JERUSALEM: Israelis were on Sunday split over the weight of remarks by Palestinian leader Mahmud Abbas in which he appeared to give up on the right of refugees to return to homes they lost or fled from in the 1948 war.
His remarks were immediately welcomed as “courageous” by Israeli President Shimon Peres, but sparked a backlash of protest in the Hamas-ruled Gaza Strip where thousands burned pictures of the Palestinian leader.
But Israeli officials and commentators were split over the issue on Sunday, with some hailing his remarks as “realistic” while others dismissing it as a political ploy aimed at influencing public opinion ahead of the upcoming Israeli elections.
In an interview with Israel’s Channel 2 television on Friday, Abbas said he had no intention of trying to regain his childhood home in the northern town of Safed, today located inside Israel.
“I want to see Safed,” he said in English. “It’s my right to see it but not to live there.”
Abbas’s remarks showed he had taken a “realistic and very courageous look” at the thorny issue of the Palestinian right of return, wrote Roni Shaked in the top-selling Yediot Aharonot.
“There has been increasing reconciliation within the Palestinian leadership, and particularly so after (veteran leader Yasser) Arafat’s death (in 2004), to the idea that the right of return cannot be implemented,” he said.

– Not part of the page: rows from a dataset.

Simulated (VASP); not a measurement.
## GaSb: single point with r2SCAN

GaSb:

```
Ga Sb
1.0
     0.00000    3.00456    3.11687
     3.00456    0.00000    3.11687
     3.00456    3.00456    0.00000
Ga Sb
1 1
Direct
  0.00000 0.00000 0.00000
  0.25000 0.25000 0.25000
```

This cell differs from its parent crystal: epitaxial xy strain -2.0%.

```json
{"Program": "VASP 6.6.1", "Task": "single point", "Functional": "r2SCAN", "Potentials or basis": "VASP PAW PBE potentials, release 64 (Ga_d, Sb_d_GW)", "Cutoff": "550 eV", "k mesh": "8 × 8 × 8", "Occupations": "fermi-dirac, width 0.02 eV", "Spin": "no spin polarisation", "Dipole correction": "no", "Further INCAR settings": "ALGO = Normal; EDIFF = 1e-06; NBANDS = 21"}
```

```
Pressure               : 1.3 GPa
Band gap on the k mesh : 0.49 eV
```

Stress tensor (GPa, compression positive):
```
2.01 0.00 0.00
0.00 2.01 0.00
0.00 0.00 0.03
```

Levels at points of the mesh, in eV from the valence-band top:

By saying he did not want to return to his childhood home in Safed, Abbas had “conceded in practice the right of refugees to return to their villages and homes,” he wrote.
But the Palestinian leader’s spokesman Nabil Abu Rudeina quickly sought to modify his remarks, insisting that they did not represent a policy shift on the right of return, one of the thorniest issues of the conflict, which could only be resolved through negotiations with Israel.
Other Israeli figures dismissed Abbas’s remarks as a political ploy ahead of general elections which are to take place on January 22.
“Abu Mazen’s attitude is typical of the Palestinians before elections in Israel,” Education Minister Gideon Saar told Israel’s public radio Sunday, using Abbas’s nom-de-guerre.
More than four million Palestinian refugees are scattered across the region — those who fled or were expelled when Israel was created in 1948, and their descendants.
The Palestinians have always demanded that the Jewish state recognize their right of return to modern-day Israel in keeping with UN General Assembly Resolution 194.
Israel rejects the right of return, which would end its Jewish majority. It is, however, prepared for those refugees to live in the promised Palestinian state.